The Senate Finance Committee passed October 13 its version of healthcare reform, and at press time White House and Congressional leaders were busy trying to meld provisions of five House and Senate healthcare bills. The major tussle now in the healthcare debate will be whether to include a public option in the final piece of legislation. The Senate Health, Education, and Labor Committee’s (HELP) Affordable Health Choices Act, which was passed in July, as well as the three House healthcare bills, include the public option that the Administration has been championing. But the bill passed by the Senate Finance Committee does not include a public option. The Senate Finance bill–which the Congressional Budget Office (CBO) estimates would cost $829 billion over 10 years–was backed by one Republican Senator, Olympia Snowe of Maine.

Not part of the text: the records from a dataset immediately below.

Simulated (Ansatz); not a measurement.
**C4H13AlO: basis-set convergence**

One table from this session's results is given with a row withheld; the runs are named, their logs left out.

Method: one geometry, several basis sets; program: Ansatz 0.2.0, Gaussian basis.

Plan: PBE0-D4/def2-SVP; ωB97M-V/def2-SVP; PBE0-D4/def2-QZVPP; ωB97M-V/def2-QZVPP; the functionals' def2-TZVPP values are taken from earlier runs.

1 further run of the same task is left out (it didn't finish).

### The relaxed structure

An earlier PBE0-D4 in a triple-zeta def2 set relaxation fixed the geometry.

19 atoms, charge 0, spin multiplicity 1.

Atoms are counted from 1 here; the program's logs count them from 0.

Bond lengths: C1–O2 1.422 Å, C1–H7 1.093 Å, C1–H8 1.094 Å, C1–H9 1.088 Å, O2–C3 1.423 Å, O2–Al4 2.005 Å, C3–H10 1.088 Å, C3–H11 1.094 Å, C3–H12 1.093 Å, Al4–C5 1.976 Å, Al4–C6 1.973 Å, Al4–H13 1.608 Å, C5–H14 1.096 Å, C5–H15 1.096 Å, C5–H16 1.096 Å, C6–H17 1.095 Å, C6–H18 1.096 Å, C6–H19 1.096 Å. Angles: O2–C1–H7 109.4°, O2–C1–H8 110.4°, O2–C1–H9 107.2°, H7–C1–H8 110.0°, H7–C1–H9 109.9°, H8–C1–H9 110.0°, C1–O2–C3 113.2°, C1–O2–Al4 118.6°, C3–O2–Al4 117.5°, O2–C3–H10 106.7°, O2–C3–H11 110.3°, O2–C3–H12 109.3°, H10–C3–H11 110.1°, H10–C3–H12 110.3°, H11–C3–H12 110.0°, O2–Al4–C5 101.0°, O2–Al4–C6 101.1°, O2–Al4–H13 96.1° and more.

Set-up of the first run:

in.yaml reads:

Meanwhile, Rep. Barney Frank (D-Massachusetts), chairman of the House Financial Services Committee, launched full force into financial services reform measures in October, passing on October 14 legislation to strengthen over-the-counter derivatives. The legislation would, for the first time, impose new capital, margin, transparency, record-keeping, and reporting regulations on derivatives. At press time on October 15, Frank and his committee were marking up legislation that would create the Consumer Financial Protection Agency (CFPA). Frank said during the CFPA mark up session that his committee would begin marking up the week of October 18, the Investor Protection Act, “dealing with restrictions on investment advisors.”

The Investor Protection Act was discussed by the Committee during a hearing on October 6 to discuss three legislative discussion drafts put forth by Rep. Paul Kanjorski (D-Pennsylvania) on investor protection, registration of advisors to private funds, and creating a national office of insurance.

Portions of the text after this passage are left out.